Skip to article frontmatterSkip to article content
earth and related environmental sciences

Deforestation Monitoring using Sentinel 2 and xarray

Streamlining Cloud-Based Processing with EOPF and Xarray

Authors
Affiliations
Simula Research Laboratory
French Research Institute for Exploitation of the Sea
ESA EOPF Zarr Logo

Preface

The original notebook used as a starting point for this work is a Copernicus Data Space Ecosystem example, available here.
The example has been adapted to use the data provided by the EOPF Zarr Samples project instead of the openEO API.

Introduction

Sentinel-2 data is one of the most widely used satellite datasets, but working with it still presents several challenges. To obtain analysis-ready data, users often need to generate cloud-free mosaics.
Accessing large volumes of data through tiles can be time-consuming, and preparing the data in formats compatible with common Python tools is not always straightforward.

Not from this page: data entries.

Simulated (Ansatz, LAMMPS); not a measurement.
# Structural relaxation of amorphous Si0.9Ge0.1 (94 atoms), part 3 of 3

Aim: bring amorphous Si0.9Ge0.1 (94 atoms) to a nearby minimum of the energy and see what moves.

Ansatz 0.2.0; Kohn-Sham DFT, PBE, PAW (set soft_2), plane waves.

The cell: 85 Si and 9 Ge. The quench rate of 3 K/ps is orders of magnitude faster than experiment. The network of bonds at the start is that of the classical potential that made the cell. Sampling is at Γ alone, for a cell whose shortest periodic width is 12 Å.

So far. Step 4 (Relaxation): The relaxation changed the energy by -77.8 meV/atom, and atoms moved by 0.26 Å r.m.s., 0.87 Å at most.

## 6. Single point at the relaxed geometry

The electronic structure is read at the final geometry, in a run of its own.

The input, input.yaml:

In this notebook, we demonstrate how accessing and preparing Sentinel-2 data for analysis in Python can be streamlined when the data is available in the EOPF Zarr format and used within the EOPF Sample Service JupyterHub environment. We walk through a basic deforestation monitoring use case, leveraging the powerful xarray library to efficiently handle and explore the multidimensional satellite data.

Setup

Start installing and importing the necessary libraries

!pip install --upgrade "zarr==3.0.6" "xarray==2025.3.1" "dask[complete]"
import xarray as xr

xr.__version__
'2025.3.1'
import zarr

zarr.__version__
'3.0.6'
import os
import s3fs
from datetime import datetime
from pathlib import Path

import geopandas as gpd
import matplotlib.colors as mcolors
import matplotlib.patches as mpatches
import matplotlib.pyplot as plt
import numpy as np
import requests
import xarray as xr
from ipyleaflet import Map, Polygon
from shapely import geometry

# Set up a local cluster for distributed computing.
from distributed import LocalCluster

Set up a local cluster for distributed computing.

cluster = LocalCluster()
client = cluster.get_client()
client
Loading...

Data Access

We now want to access a time series in order to compute the yearly NDVI index, remove cloudy pixels, and perform other processing steps.

List of available remote files

Let’s make a list of available files for this example. In the cell below, we list the available Zarr files in the bucket and print the first five filenames.

bucket = "e05ab01a9d56408d82ac32d69a5aae2a:sample-data"
prefix = "tutorial_data/cpm_v253/"
# Create the S3FileSystem with a custom endpoint
fs = s3fs.S3FileSystem(
    anon=True, client_kwargs={"endpoint_url": "https://objectstore.eodc.eu:2222"}
)

# unregister handler to make boto3 work with CEPH
handlers = fs.s3.meta.events._emitter._handlers
handlers_to_unregister = handlers.prefix_search("before-parameter-build.s3")
handler_to_unregister = handlers_to_unregister[0]
fs.s3.meta.events._emitter.unregister(
    "before-parameter-build.s3", handler_to_unregister
)

s3path = "s3://" + f"{bucket}/{prefix}" + "S2A_MSIL2A_*_*_*_T32UPC_*.zarr"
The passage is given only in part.